The run, which migrates around the city, was in Outremont this weekend. The winding route lasted about an hour and a half. The trail, set by the “Hare” beforehand, isn’t clearly marked, and hashers cooperate to find the route using a hashing language, most notably the “On, On!” hail that has become synonymous with the HHH. The trail is marked with chalk or, when the terrain is more rugged, by shredded carrots sprinkled on the snow. The run accommodates the more athletically inclined as well as those walking, with devices such as checkpoints to allow time for stragglers to catch up while false trail leads offer their fit colleagues an added opportunity to stretch their legs.
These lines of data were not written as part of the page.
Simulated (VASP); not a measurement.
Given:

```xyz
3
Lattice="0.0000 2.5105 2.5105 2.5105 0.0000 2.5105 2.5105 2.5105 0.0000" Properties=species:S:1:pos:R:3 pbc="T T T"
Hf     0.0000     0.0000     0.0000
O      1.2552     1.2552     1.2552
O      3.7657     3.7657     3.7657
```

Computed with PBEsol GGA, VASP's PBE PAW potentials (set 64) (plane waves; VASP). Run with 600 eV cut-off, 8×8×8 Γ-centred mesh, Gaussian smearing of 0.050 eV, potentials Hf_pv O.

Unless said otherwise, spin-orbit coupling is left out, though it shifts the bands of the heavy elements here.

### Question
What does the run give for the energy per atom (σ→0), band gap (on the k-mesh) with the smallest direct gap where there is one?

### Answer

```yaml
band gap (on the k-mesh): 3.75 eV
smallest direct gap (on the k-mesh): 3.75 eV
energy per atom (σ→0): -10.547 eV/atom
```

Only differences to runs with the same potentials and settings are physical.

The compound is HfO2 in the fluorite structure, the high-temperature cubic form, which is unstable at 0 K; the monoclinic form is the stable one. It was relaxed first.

The costume for winter running typically follows a strict convention. However, in keeping with the holiday, a tartan dress-code was uniformly enforced. Having forgotten my own Robertson tartan at home, I was hospitably received with a plaid tablecloth-turned-cape to repair my foul.
Though the Montreal hashing group isn’t short on vulgarity, it claims to be of a tamer ilk than others. Said Little Big Man, “Montreal is like family. I’m having sex with one of the Montreal harriets so I always enjoy hashing there.… I don’t mean it like I enjoy having sex with family, but I consider everyone in the Montreal hash my dysfunctional siblings.”
That being said, Captain Canada explained that other chapters “such as Hogtown in Toronto, are a bit more raunchy in the ceremonial aspects of the run,” noting high levels of nudity and general bawdiness.
Foxy Lady agrees that “the Montral hash is a family-based group, where, depending on the location, kids and dogs are welcomed,” as are walkers, joggers, runners, and even those who choose to stay at the meeting (drinking) place. “The aim of the group is to have fun and be sociable. Getting some exercise is a bonus.”
Little Big Man recounted some of his more memorable hashing experiences. “Once in Hogtown, a lady who was at the hash topless actually spoke to me. I enjoyed that…. In Puerto Vallarta, a harriet named Tits Ahoy let me and Panty Ho from Montreal each touch one of her boobs for a photo. That was fun.”
Captain Canada also highlighted the group’s social benefits. “It’s a great way to meet people and a lot of pretty good pairings have been made over the years…. The hash is a fun and noncommittal way for people, regardless of profession or affiliation, to have fun and let off steam.”
The run itself was only an indication of what would follow. After reaching the “ON-INN!” sign marking the end of the hash, the group is traditionally invited to catch their breath. More importantly, the hashers quench their thirst at the final destination, in this case the home of the hare. The proceeding “circle” ceremony requires particular hashers to perform a “down-down” surrounded by the group, during which said hasher must empty their cup or pour whatever remains onto their head, to the vocal accompaniment of, to put it mildly, animated drinking songs. Newbies should expect to take at least one “down-down” as a form of initiation, probably followed several more for other reasons or accusations such as tackiest costume, tripping on the course, or virtually any other conclusion the hashers come up with. To finish, the circle ceremony was headed up by a steaming haggis in honour of Sir Robbie Burns, as well as a poetry recital.
The hashers are a warm group eager to welcome new members. Although my initiation into the HHH was relatively tame, my experience with the hashers of Montreal is a great memory, and one I hope to repeat soon. As Captain Canada explained, however, “when done right, there is no memory of the experience at all.”
The Montreal Hash House Harriers meet every Sunday at 1 p.m. at various locations (check mhhh.ca for details); all are welcome. An approximate $7 “Hash-cash” is requested to cover beer and snacks.